THROUGHOUT HISTORY OF VIETNAM (US VS VIETNAM)
Vietnam, a one-party communist state, has one of south-east Asia's fastest-growing economies and has set its sights on becoming a developed nation by 2020.
It became a unified country in 1976 after the armed forces of the communist north had seized the south of the country in the previous year.
This followed three decades of bitter independence wars, which the communists fought first against the colonial power France, then against US-backed South Vietnam. In its latter stages, this conflict held the attention of the world.
VIETNAM VS USThe US had entered hostilities to stem the "domino effect" of successive nations falling to communism.
The jungle war produced heavy casualties on both sides, atrocities against civilians, and the indiscriminate destruction and contamination of much of the landscape.
A visit to Vietnam by US President Bill Clinton in November 2000 was presented as the culmination of American efforts to normalise relations with the former enemy.
Vietnam struggled to find its feet after unification and it tried at first to organise the agriculture-based economy along strict collectivist lines.
But elements of market forces and private enterprise were introduced from the late 1980s and a stock exchange opened in 2000.
Foreign investment has grown and the US is Vietnam's main trading partner. In the cities, the consumer market is fuelled by the appetite of a young, middle class for electronic and luxury goods. After 12 years of negotiations the country joined the World Trade Organization in January 2007.
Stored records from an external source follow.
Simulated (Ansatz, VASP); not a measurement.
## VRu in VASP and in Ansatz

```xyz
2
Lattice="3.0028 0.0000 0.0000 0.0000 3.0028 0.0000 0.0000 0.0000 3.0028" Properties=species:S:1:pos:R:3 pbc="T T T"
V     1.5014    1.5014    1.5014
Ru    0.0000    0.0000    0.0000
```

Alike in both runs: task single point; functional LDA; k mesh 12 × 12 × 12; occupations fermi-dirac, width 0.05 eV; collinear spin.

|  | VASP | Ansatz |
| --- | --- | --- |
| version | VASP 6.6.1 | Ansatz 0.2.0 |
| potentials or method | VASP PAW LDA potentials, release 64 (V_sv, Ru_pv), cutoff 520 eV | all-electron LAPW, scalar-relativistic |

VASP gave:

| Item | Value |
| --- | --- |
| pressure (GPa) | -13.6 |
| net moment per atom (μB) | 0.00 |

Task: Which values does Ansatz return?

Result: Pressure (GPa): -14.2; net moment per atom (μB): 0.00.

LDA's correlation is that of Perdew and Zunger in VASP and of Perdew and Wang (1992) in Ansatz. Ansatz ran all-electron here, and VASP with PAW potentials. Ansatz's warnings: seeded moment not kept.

But the disparity in wealth between urban and rural Vietnam is wide and some Communist Party leaders worry that too much economic liberalisation will weaken their power base and introduce "decadent" ideas into Vietnamese society.
Vietnam has been accused of suppressing political dissent and religious freedom. Rights groups have singled out Hanoi's treatment of ethnic minority hill tribe people, collectively known as Montagnards.